With support from the Rockefeller Foundation, student fellows from across the country are leading conversations on their campuses, creating space to be heard, and to hear each other.
On most campuses, students have plenty of opportunities to speak up. What’s harder to find is a structured way to be heard, or to really hear each other. With support from The Rockefeller Foundation, Cortico on Campus is trying to build that.
Launched in spring 2025, this national fellowship has engaged 33 students from 24 campuses, equipping young leaders to design and lead small-group conversations and amplify the perspectives of their peers.
College campuses are full of conversation, but meaningful listening is harder to come by. Dialogue often surfaces around moments of tension rather than everyday experience, and traditional formats like surveys and town halls rarely create space for students to engage in a meaningful and sustainable way.
Cortico on Campus gives students the tools and support to create exactly that kind of space. Fellows gain hands-on experience in conversation design, facilitation, and analysis, then launch their own conversation campaigns on campus. Using Cortico’s Talk/Understand/Share approach, students host small-group conversations with peers, surface patterns across conversations, and share what they hear through voice-powered outputs.
Projects are grounded in the specific questions and needs of each campus community. A team at UNC–Chapel Hill used conversations to bridge students and local residents. Fellows at UW–Madison created space for peers to reflect on uncertainty, connection, and finding their path. A fellow at Cornell saw a natural connection to an existing Tech, Behavior, & Society course and the potential for a long-term campus partnership.

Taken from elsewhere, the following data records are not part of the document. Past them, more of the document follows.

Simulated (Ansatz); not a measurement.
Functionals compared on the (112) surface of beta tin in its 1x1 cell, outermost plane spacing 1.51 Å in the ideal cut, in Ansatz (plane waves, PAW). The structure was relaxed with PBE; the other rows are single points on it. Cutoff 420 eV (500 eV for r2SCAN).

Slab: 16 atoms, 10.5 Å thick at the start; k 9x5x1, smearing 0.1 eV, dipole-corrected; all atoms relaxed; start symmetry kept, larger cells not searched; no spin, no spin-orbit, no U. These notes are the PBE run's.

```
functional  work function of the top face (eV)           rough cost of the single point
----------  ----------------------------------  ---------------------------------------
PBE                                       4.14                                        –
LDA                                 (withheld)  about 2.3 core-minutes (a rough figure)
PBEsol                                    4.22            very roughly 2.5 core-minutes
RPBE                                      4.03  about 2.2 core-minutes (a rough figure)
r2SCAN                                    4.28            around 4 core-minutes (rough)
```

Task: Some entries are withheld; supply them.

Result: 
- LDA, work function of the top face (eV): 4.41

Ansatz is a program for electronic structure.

“Too often, conversations on campus become polarized, especially around issues like equity, policy, and campus culture. By bringing structured, intentional dialogue to Cornell, we can create opportunities for students to truly listen to one another, challenge assumptions, and find common ground.”
— Cortico on Campus fellow, Cornell University
Fellows are currently in the second phase of the program, continuing their conversation campaigns through spring 2026. Students are bringing a new kind of dialogue to their campuses and surfacing perspectives that don’t often make it into formal channels. They will have the opportunity to share their work and apply to present early results at the MIT Media Lab in May 2026.